Friday, March 12, 2010

Life Is Short

" is never as long as we want it to be, and wasted time can never be recovered."
J.D. Robb, Divided in Death
This line from one of my favorite authors echoes a personal motto, forged at the sudden death of my father when I was 17: "Death may come when I least expect it. Let me do as much as I can."

I wondered if that echo can be found in the Bible; I had a hunch it could not. I found the following:
The end of all things is near; therefore be serious and discipline yourselves for the sake of your prayers. (1 Peter 4:7)
Show me, O LORD, my life's end
and the number of my days;
let me know how fleeting is my life.
You have made my days a mere handbreadth;
the span of my years is as nothing before you.
Each man's life is but a breath. (Psalm 39: 5-6)
The fear of the LORD adds length to life, but the years of the wicked are cut short
(Proverbs 10:27)
Remember how fleeting is my life. For what futility you have created all men! (Psalm 89:47)
Now, brothers, about times and dates we do not need to write to you, for you know very well that the day of the Lord will come like a thief in the night. While people are saying, "Peace and safety," destruction will come on them suddenly, as labor pains on a pregnant woman, and they will not escape. (1 Thessalonias 5: 1-3)
Therefore keep watch, because you do not know on what day your Lord will come. But understand this: If the owner of the house had known at what time of night the thief was coming, he would have kept watch and would not have let his house be broken into. So you also must be ready, because the Son of Man will come at an hour when you do not expect him. (Matthew 24:42-44)
I find these all rather depressing because the emotion surrounding each is FEAR. Watch out, be careful, be alert. That thief is out to get you.
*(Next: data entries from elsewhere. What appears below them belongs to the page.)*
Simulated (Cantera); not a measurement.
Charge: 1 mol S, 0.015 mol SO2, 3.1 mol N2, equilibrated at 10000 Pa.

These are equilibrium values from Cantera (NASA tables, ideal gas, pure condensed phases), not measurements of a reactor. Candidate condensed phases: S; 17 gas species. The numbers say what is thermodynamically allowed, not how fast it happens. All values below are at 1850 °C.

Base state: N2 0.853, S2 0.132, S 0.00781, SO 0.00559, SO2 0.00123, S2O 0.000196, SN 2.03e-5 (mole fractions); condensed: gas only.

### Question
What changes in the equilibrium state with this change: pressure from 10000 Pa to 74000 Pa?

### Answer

There are many more verses that emphasize Eternal Life, the joy of it, the wonder of it, the ecstasy of it. As a UU Christian and a scientist, without hard evidence one way or the other, I don't worry so much about life after death. I worry about the here and now. "The Kingdom of God is at hand." (Mark 1:15)

But here is one of those places that quoting the Bible distorts The Way of Jesus. Because the bulk of the parables in the Gospels--the stories, not the single verses-- are Jesus' way of urging us to live in the here and now, to do as much as we can right now. Do good, we're shown, not out of fear, but out of love.

We don't need to quote the Bible as much as we need to digest it, eat it, chew on it and make it part of our very being. Otherwise, we miss the point.

Jesus rocks!

1 comment:

  1. I totally agree that Jesus' message was to focus on the here and now. . . I would also like to offer a little twist to the concept of "wasting time" I us to read this as a sense of urgency to do good or be judged badly if caught off guard but now I see the constant seeking of "busying" myself with good works is just as distracting as doing nothing. I believe Jesus was telling us we need to spend our time enhancing our personal relationship with God. Letting him guide us in want he wants us to do and not assume we can impress him by doing more. I believe we need to guard against doing everything but the one thing God is really calling us to do. Our business can actually block our availability to God. I try to seek a balance by being sensitive to the movements of God in my life and make an effort not to seek out more than he is calling me to do. . . keeping God as the motivating factor of my good will not my own personal pride or need for recognition.